Computer forecast model projection showing a very strong low pressure center approaching the coast of Washington on Oct. 15, 2016.

** This story is focusing on Saturday's storm. For the latest on the Thursday night/Friday morning wind storm, check this link: First of pair of strong windstorms poised to strike tonight **

SEATTLE -- It's not often a storm potentially bringing 45-55 mph winds in the region like the one coming in Thursday night gets sent to second-fiddle status, but there is an even more dangerous storm lurking in the Pacific Ocean for Saturday night.

It's a storm that could bring 60-70 mph winds across much of Western Washington, including the Seattle Metro area, putting it on par with the strongest storm to hit the region since the Hanukah Eve storm in 2006.

Our upcoming storm, the remnants of Typhoon Songda, has been getting a lot of attention all week. But forecasters have been fretting with varying computer model projections that had a wide range of strengths and landfall positions; each would present different wind speed and durations.

But Thursday morning, it all came together, with the main models coalescing into a prediction that is a worst-case scenario for Western Washington: A very deep area of low pressure that tracks across the north coast into southern British Columbia.

MORE | Western Washington severe weather survival guide

High Wind Watches have already been posted across the entire region for the storm now, coming on the heels of the strong-but-not-this-strong storm coming in Thursday night and Friday morning.

Damaging winds are expected on the coast first with gusts to 70 mph on the south coast Saturday afternoon, increasing to 80 mph by Saturday evening. Winds will spread north up the coast, reaching gusts of 70-75 mph along the central coast and 60 mph on the north coast.

East-southeast wind will spread into the Northwest Interior (Marysville north to Canadian border, and the San Juan, Whidbey and Camano islands) by around 9-10 p.m. as the storm center moves north into the Strait of Juan de Fuca. Winds here will gust as high as 70 mph -- there will be a period of somewhat rare east winds here as the powerful low tracks due west of there that will eventually shift to from the south after midnight.

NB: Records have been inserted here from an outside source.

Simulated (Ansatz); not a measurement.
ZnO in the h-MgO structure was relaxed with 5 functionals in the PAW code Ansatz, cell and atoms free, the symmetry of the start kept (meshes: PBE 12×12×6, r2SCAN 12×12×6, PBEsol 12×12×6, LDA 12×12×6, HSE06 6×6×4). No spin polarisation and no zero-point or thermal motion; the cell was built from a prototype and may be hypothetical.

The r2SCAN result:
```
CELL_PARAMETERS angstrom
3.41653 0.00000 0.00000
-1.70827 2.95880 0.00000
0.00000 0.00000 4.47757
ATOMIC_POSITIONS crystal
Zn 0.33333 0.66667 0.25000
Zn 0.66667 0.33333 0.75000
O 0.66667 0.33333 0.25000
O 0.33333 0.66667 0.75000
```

That's because once we get past midnight into early Sunday morning, the low center will move directly north of the area into the Vancouver, B.C. region and extremely strong southerly winds will race up the I-5 and entire Puget Sound corridor. That will slam all areas from Olympia through Seattle and north to to the border with sustained winds of 25-45 mph, gusting to 60-70 mph winds into the predawn hours Sunday. National Weather Service forecasters have predicted peak gusts around 60 mph in the greater Olympia, Tacoma, Kitsap Peninsula and Eastside metro areas (Bellevue, Kirkland etc...), gusts to 65 mph in the greater Seattle Metro area, and perhaps gusts to 70 mph in the Everett/South Snohomish County areas. Gusts to 70 mph would continue in the areas north of Snohomish County.

(Special note: The Port Angeles/Sequim area, which usually avoids large winds in most wind storms, will get a rare surge of damaging *east* winds late Saturday evening as high as 65 mph as the powerful low moves just west of the region, drawing in a strong wind down the Strait from the east. The High Wind Watch is in effect there as well.

MORE | Sea-Tac Airport expecting normal operations during dual wind storms

Those speeds would be on par with the infamous Hanukah Eve Storm that hit on Dec. 14, 2006. That storm knocked out power to over 1 million people and some people were without power for several days! Power crews will already be challenged cleaning up from Friday morning's storm so power outages may last longer than usual.

Coast Flooding a concern, but seas not as strong

The one very tiny silver lining to the storm coming in on a more southerly track inland closer to Seattle is that the massive 30-40 foot waves earlier feared will be concentrated farther south into Oregon, leaving 20-25 foot seas along the coast. We could see some minor tidal overflow and some coastal flooding, but it's not expected to be as severe as it was earlier this week.

Winds calm down as dawn breaks Sunday. It remains an active pattern next week, but nothing significant on the horizon.

Stay indoors during the height of the storm, stay safe, and make sure you're prepared.